Some 300 of the BNP’s paid members, out of a total of 14,000, attended the special session called after the Central London County Court ordered the party to comply with the country’s race relations laws or face legal action by the Equality and Human Rights Commission. They voted unanimously to change their Whites-only policy, even as they complained of being victimised. The BNP’s membership rules can no longer discriminate on grounds of race, religion or any other ‘protected characteristic’ specified under the equality legislation. The commitment means the party, which previously admitted only ‘indigenous Caucasians’ and those from connected ethnic groups, will now be required to open its doors to anyone who wishes to join its ranks.
However, none, including party leader Griffin, is expecting a deluge of applications from Black and Asian people. “We expect a trickle, rather than a flood,” admits Griffin with a smile. But Griffin is more than happy to welcome Rajinder Singh. “I will be absolutely delighted to shake his hand and give him his membership card. People like him accept the party’s position,” says Griffin.
The 78-year-old Sikh has been Griffin’s fan since 2001, when he first heard his Islamophobic diatribe. “I thought, it’s amazing, he has said what I have been thinking since my childhood. Since then, I couldn’t keep away,” he says. He began to write letters of support to Griffin, and has voted for the BNP at every election since. He even went as far as providing Griffin with a character reference at his trial for inciting racial hatred in 2005.
Born in West Punjab in 1931, Singh was forced to leave his home during the Partition and blames Muslims for the violence. A father of two, he left India in 1967 and migrated to Wellingborough in Northamptonshire. A retired primary school teacher, his anti-Muslim feelings strike a chord with some of the BNP’s rhetoric—‘Islam is dangerous’, ‘Britain is becoming an Islamic republic’.
Singh is not a religious man and generally doesn’t wear a turban, but ever since he has been discovered by the BNP, he wears it for effect. “The message in favour of the BNP carries more weight coming from a turban-wearing Sikh,” says Singh. Fellow Sikhs have shunned him, but he doesn’t seem to mind. “Every Hindu and Sikh should be praising the BNP and thanking God that something has appeared that may guarantee that this country is not overwhelmed,” he says.

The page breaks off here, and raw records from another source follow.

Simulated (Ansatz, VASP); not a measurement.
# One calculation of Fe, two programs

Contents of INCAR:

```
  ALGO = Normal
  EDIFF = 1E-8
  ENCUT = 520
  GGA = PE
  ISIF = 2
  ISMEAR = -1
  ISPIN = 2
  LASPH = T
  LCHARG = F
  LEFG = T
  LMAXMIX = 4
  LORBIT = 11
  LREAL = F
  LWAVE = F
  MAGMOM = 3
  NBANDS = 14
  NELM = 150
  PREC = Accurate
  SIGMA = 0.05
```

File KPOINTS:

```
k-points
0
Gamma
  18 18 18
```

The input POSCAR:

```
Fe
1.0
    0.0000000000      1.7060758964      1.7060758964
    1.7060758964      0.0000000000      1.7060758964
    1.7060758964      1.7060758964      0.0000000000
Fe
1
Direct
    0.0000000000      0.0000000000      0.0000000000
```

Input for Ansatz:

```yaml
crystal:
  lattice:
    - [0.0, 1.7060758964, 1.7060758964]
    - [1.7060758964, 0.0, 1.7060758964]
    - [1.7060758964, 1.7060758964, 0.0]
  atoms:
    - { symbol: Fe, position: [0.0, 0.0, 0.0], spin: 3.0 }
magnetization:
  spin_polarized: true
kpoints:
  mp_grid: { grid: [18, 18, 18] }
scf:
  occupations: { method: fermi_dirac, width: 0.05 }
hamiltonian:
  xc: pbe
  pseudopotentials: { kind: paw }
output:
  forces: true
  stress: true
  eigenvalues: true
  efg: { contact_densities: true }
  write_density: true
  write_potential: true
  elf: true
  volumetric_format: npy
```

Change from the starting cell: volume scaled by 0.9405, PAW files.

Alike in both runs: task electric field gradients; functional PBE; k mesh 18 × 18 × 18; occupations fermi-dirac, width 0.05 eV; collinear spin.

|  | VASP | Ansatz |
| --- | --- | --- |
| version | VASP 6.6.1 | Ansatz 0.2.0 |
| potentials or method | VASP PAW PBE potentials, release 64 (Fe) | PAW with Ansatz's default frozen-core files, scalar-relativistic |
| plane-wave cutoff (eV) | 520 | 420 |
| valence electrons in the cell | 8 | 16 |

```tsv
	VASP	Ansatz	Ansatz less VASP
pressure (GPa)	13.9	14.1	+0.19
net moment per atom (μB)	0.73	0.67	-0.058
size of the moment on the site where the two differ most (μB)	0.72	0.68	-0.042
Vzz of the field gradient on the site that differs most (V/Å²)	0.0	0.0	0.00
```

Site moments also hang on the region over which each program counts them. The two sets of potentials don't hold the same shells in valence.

The BNP has been Whites-only since its foundation in 1982 by John Tyndall, a former chairman of the extreme right-wing National Front. Tyndall, who enjoyed wearing the Nazi uniform and called Hitler’s Mein Kampf his ‘Bible’, made non-European ‘re-immigration’ his mantra when he took over the National Front in the early 1970s. Later, factional divides in the National Front led to Tyndall leaving the party in 1980 and forming the New National Front. Two years later, he changed its name to the British National Party. Tyndall did little to hide the fact that he believed in ‘White supremacy’ and that his was a neo-Nazi organisation. He was even convicted for inciting racial hatred in 1986 and imprisoned thrice.
In 1999, Tyndall lost the BNP’s leadership to Griffin, a Cambridge law graduate, who won on a ticket of ‘modernising’ the party for the 21st century and toning down its image. He changed the party’s ‘forcible’ repatriation of non-European immigrants to ‘voluntary’. Over the last decade, while ‘White nationalism’ remained the BNP’s ideology, Griffin brought the movement into mainstream politics. In 2002, for the first time, the BNP tasted electoral success, with local council victories in immigrant urban areas. Last June, Griffin and another party member were elected to the European Parliament.
“The opening of the party’s membership to non-Whites is also part of this spurious process of ‘modernisation’,” says Matthew d’Ancona, a columnist who claims the BNP has never been more dangerous. “In a matter of weeks, it will field a number of parliamentary candidates in the general election. It is bad enough that the party is represented in town halls and Strasbourg. But Griffin’s election as an MP would be much, much worse,” stresses d’Ancona.
The fact that the amendment to the constitution is purely cosmetic is obvious to most. In an email to party supporters, Griffin pointed out: ‘We continue to avow the right of the indigenous British to be recognised, and fight to secure and defend those rights. The fact that a few of those non-indigenous friends who agree with us will henceforth be card-carrying members instead of watchers from the sidelines will change very little,’ he wrote, adding, ‘Except that our enemies will have far more trouble making the ‘racist’ tag stick against us.’
“A shiny new constitution does not a democratic party make. It would be a pyrrhic victory, to say the least, if anyone thought that giving the BNP a facelift would make the slightest difference to a body with so much racism and hatred pumping through its veins,” says Shami Chakrabarti, director of the human rights group Liberty.
Singh seems to be oblivious to these arguments. “They are trying to soften up. It’s a positive move if they get people like me. If I’m sitting in a BNP meeting, they won’t say ‘Throw all of them out’ because they’ll realise one of ‘them’ is among ‘us’,” says Singh. He’s also not worried that the BNP will always consider non-Whites as ‘guests’ in the UK. He believes voluntary repatriation in exchange for cash is “something excellent”, since then, only those truly loyal to Britain would choose to stay. As for the BNP’s plans to give native Britons preference in the job market, he argues this has always been the case unofficially, and spelling it out in law won’t make any difference to people like him. In short, Singh knows he is being exploited to give the BNP a legitimate face, but is a willing partner. “All parties use people. If they don’t, they will fail,” he says.